Reviews

Review: Late Company (Finborough Theatre)

Jordan Tannahill’s play is about bereaved parents looking for closure from the boy who bullied their son

L-R Alex Lowe (Bill) & David Leopold (Curtis) in Late Company
L-R Alex Lowe (Bill) & David Leopold (Curtis) in Late Company
© Charlie JH Round-Turner

The situation may feel improbable – and it is surely ill-advised: after their gay son's suicide, grieving parents invite round the teenager who bullied him, and his parents, to attempt some kind of "closure" over scallop pasta and white wine. But Jordan Tannahill‘s tightly-wound play hums with convincing characters, charged exchanges and elegantly woven-in arguments about parenting, tolerance, mental health, class, the effect of modern technology… I could go on.

Tannahill may be tackling big themes but, more impressively, this cyberbullying play rarely feels like it’s self-consciously 'tackling big themes': this stuff naturally comes to the surface through dialogue that is at times cringingly comic in its small-talk banality and then, on a sixpence, turns viciously point-scoring.

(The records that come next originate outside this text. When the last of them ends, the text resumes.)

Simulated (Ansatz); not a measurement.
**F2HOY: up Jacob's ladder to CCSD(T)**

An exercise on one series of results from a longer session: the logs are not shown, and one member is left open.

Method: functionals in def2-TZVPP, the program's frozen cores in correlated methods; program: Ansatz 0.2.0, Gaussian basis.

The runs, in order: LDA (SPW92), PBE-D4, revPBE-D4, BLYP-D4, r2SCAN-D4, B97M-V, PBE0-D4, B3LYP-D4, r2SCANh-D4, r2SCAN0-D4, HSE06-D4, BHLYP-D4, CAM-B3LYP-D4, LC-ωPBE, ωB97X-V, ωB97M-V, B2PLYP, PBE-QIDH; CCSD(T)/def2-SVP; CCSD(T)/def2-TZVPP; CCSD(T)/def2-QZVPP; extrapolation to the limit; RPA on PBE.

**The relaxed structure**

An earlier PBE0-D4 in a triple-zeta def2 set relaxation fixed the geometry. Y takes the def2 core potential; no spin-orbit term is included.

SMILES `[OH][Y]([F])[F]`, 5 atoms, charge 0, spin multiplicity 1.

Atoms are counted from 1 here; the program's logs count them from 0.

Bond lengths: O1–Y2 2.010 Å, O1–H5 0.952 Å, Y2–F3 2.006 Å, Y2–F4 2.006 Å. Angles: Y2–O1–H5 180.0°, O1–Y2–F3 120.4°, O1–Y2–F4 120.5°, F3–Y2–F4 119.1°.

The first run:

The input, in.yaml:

Written when the Canadian playwright was only 23 and running at only 75 minutes, it is still a small play: the action is all talk, and all the talk takes place in one dining room (consciously tasteful in Zahra Mansouri’s naturalistic design). It could have been expanded, given more time to breathe and develop. But the dialogue is beautifully caught, and revelations are drip-fed with a sure hand. It also has a genuinely powerful ending that seems to tighten round the throat; if nothing else, that will ensure Tannahill (still in his 20s) is a name that sticks in the memory.

The story is well-served by the cast of Michael Yale’s production. Everyone is grasping for someone or something to blame, yet it’s never that simple – and these actors allow us to see their characters as both sinned against and sinning.

Todd Boyce and Lucy Robinson play the upper-class Michael and Debora, the bereaved parents; he’s a conservative politician, both smoothly oily and genuinely keen to pour oil on the troubled waters. But Boyce also effectively conveys how this smiling charisma is but a calm surface over a deep well of grief. Debora is a chic woman who puts on a magnificently cutting social front, but who is clearly ravaged by loss – and desperate to wound others. That she’s an artist who makes sculptures from steel is no coincidence: "steely" is the best adjective for her, and yet Robinson gives us the full blast of her pain too, preventing Debora from becoming too monstrous, even when she rounds cruelly on the teenage Curtis.

David Leopold is marvellous in that role: glowering and monosyllabic, comically undermining the painful social niceties of the grown-ups. But if at first he seems unbelievably unbothered, insisting that the bullies were only trying to be funny, Tannahill actually gives him an arc that is very affecting. Alex Lowe convinces as Curtis’ regular Joe dad who thinks kids who don’t want to get bullied ought not to "flaunt" their gayness, while Lisa Stevenson is remarkable as his wife: her quavering voice and strange grips on first a glass of water, and then several of wine, vividly convey her nervousness at the chasm of taste, politics and world view between these couples, and at the horror of the social situation they’ve put themselves in.

A dinner-party from hell, then, but a show that serves up plenty of food for thought.

Late Company is at the Finborough untill 20 May.